Clean sweep of banks
The clean up of the banking industry the government has pledged to complete later next week should be a sweeping one, undertaken with the highest transparency and consistency possible in line with the prescribed requirements. Anything short of these qualities would not help domestic banks to jumpstart the process of regaining domestic and foreign confidence. Without public confidence, the banking sector will remain crippled, unable to resume lending, the lifeblood of businesses.
We have been apprehensive about the clumsy way the government has handled the banking crisis since November, 1997. But as more information is made available about the preparations for the massive banking realignment, we see a more encouraging signal. The central bank (Bank Indonesia), which in the first place is partly responsible for the banking crisis, has provided a clearer indication of what kind of banks will escape the clean-up drive by disclosing what we reckon should be the most vital element of good bank governance.
Bank Indonesia has asserted that banks must pass a 'fit and proper' test in order to qualify for the government-sponsored recapitalization program. This means that the management of banks to be recapitalized should have integrity and be honest, competent and technically qualified, and their shareholders should also demonstrate high integrity.
Previously, the monetary authorities seemed to put more emphasis on money issues -- the capital adequacy ratio and the settlement of bad credits and liquidity support from the central bank. Only one requirement, a viable business plan, is not related directly to the funding issue. Though these requirements are certainly necessary, as basically banking is all about the business of money, they are not enough and, in fact, not the most important determinant of a sound bank. After all, owners are required to put up only 4 percent of their total bank assets with the remaining 96 percent being provided by the public. Likewise, a valid, viable business plan is not absolutely crucial for ensuring sound bank operations. One can simply hire a bank consultant to prepare an excellent business plan in order to impress the central bank.
It is precisely because bank management and shareholders deal mostly with other people's money that their integrity, honesty and technical competence should be made the ultimate criteria. Good bank governance starts with the owners and management.

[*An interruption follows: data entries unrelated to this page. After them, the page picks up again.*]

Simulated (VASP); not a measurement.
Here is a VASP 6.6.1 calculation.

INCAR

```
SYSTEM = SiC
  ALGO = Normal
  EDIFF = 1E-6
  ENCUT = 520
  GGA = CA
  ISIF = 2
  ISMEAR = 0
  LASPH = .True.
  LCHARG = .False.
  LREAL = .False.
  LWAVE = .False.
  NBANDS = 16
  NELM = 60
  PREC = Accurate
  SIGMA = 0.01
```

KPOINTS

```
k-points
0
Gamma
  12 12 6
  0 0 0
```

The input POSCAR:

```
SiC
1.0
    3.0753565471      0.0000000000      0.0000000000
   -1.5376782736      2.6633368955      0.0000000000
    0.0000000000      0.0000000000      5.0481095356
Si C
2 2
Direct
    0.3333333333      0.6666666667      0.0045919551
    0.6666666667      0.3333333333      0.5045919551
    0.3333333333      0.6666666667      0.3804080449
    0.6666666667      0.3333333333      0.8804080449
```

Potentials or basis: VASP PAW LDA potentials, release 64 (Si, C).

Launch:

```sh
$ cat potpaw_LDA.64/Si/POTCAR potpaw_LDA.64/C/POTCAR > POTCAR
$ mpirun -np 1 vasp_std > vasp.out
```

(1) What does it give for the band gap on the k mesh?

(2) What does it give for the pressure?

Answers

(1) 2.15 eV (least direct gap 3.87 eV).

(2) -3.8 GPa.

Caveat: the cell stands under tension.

Owners with high integrity and honesty will obviously insist on the same characteristics and moral standards in the personnel they want to appoint to manage their banks. Good management will demand prudential banking practices from their staff and insist on having an effective internal audit system and controls. No amount of external supervision by the central bank would be effective in preventing bank failures or scandals if the internal audit system and controls are weak.
Case studies of bank failures in most countries have concluded that poor management or shareholders with a crooked mentality have been the main reason behind banks going bust. Very rarely did a bank fold because of fierce competition.
Bank Indonesia itself has discovered that almost all the banks that have now to undergo recapitalization either violated the legal lending limits or engaged in unsound lending sprees. In fact, it was unsound lending practices that led most banks into their present crisis. The financial meltdown (rupiah depreciation) acted only to trigger the outbreak of the crisis.
Hence, following this line of thought, the management and shareholders of banks which were found to have committed egregious violations of the legal lending limits (excessive connected lending) should fail the 'fit and proper' test. Retaining them in their positions only because they have fulfilled the other requirements will only plant a time bomb under their foundations which sooner or later will explode to shock the industry.
Given the perception that the government has often been politically motivated and clumsy in its approach to bank restructuring, it should have acted in a spirit of great transparency in conducting the 'fit and proper' tests of bank management and shareholders, especially because recapitalization will be funded mostly by the taxpayers.
Transparency and disclosures are especially important for the financial market because of its high sensitivity to information. It is most imperative therefore that the announcement of the wholesale bank clean up scheduled to be made on Feb. 27 provides detailed information on the management and shareholders of recapitalized banks, on how they have settled or will settle their bad loans and liquidity support from the central bank and on what the basic elements are of their respective business plans.